We’re in a new era of sex-positivity In this era, we prioritize understanding, acceptance, and inclusivity. We understand the importance of sexual wellness as a tool for enhancing our overall wellbeing. We strive to experience more pleasure, in a variety of ways. We understand that an integral part of having a thriving sex life is the idea that communication is key.
You can understand all this on a logical level, but sometimes integrating these ideas into our sex lives doesn’t come out as smoothly as we hoped for.
Despite the importance of communication with our sexual partners, it’s also one of the biggest places people feel they need to work on.
So how do you ask for what you want in bed?
Know That It Doesn’t Have To Come Out Perfect
You may have a very specific idea in your head about how a certain conversation may go down. Wink, wink.
When we talk about sex, even if it’s with someone we’re comfortable with and trust, it’s easy to become shy, embarrassed, even ashamed sometimes. These are all normal feelings. We’re not taught to advocate for our needs, especially when it comes to our sex lives. So it makes sense if you’re feeling bashful just at the thought of asking for what you want.
The thing is, imperfection is a part of being human. Life can’t be scripted, and neither can our conversations around sex. When asking for what you want, it may not come out perfect, and that’s ok. Not only is it ok, but imperfection is endearing, it makes you relatable and that much more human.

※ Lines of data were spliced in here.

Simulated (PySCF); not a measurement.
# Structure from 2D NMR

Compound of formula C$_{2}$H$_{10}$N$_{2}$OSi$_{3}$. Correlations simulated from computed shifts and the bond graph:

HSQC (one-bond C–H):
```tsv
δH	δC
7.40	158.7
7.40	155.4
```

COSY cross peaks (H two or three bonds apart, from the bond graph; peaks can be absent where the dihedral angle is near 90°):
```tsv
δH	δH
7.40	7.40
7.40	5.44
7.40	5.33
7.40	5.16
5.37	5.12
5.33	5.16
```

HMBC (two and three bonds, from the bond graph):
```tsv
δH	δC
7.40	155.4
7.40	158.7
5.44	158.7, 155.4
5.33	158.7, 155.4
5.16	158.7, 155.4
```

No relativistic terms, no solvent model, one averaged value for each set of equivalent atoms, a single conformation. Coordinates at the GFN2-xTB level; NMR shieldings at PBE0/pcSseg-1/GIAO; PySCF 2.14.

Not only that, if it sounds a little silly, then be silly with it! Sex can be funny, so why not bring some humor in it?
Make It Sexy
Just as much as these conversations can be funny, they can also be sexy. Those things are not mutually exclusive either.
Why not dive into the conversation by making it sexy? Think of it as verbal foreplay, a linguistic enhancer, a form of postcoital prose. Asking for what you want can be incredibly hot, and a turn-on in itself. These kinds of conversations can help you build sexual confidence, experience more pleasure, and help you bond with your partner.
Trust That Your Pleasure Matters
A lack of sexual confidence often comes down to a matter of self-worth. The prioritization of female pleasure is still a relatively new conversation and many cis women and people with vaginas have not grown up with the understanding that their pleasure matters.
Well, guess what? It does. Your pleasure matters and you are worthy of prioritizing it by asking for what you want.
What you have to say matters, and you deserve to have your desires heard out and indulged.
Repeat this affirmation to yourself to help build up your confidence “My pleasure matters.”. Say it again, and again, and again, until you believe it.
Make It Reciprocal
You can start the conversation by first asking your partner what they like in bed, things you’ve done that they’ve enjoyed, fantasies they want to try. Opening up the conversation by asking them first may help you feel more comfortable when you tell them what’s on your mind.
Sex is a reciprocal act. We give and receive, just like communication. Your ability to have fluid and comfortable conversations translate into your sex life. These conversations are very much a part of your sexual experience.
If they feel awkward and choppy at first, remember that that’s a part of being human, and that like anything – it’s a practice. The more you and your partner have these conversations, the easier it gets.
Reciprocal communication is sexy.
Trust In Your Timing
There’s no right or wrong time to ask for what you want in bed. Some people say the best time is before having sex, some will say during, and others will say after. All these are right.
Only you and your partner know the ins and outs of your sex lives. Pun intended.
When it comes down to it if there’s something that you want that you aren’t communicating it can keep you from being present in your body and with your partner. Part of being in the moment means trusting your intuition and sense of timing. You’ll be amazed at how much more present you can be in your sex life when you say what’s on your mind as it’s coming up, versus holding it in.
Positive affirmation can go a long way. So even if you’re scared to speak up while you’re having sex, your partner will probably greatly appreciate it.
Even if it’s constructive criticism, there are ways of communicating what you want while still being encouraging. This could sound like “It feels so good when you do ___, can you do that but move your ____ a little to the ____?”. You fill in the blanks.
Now it’s time to take these tips and put them into action. You deserve to have your needs met but remember – your partner is not a mindreader. Communication is key, so amp up your sex life by asking for what you want!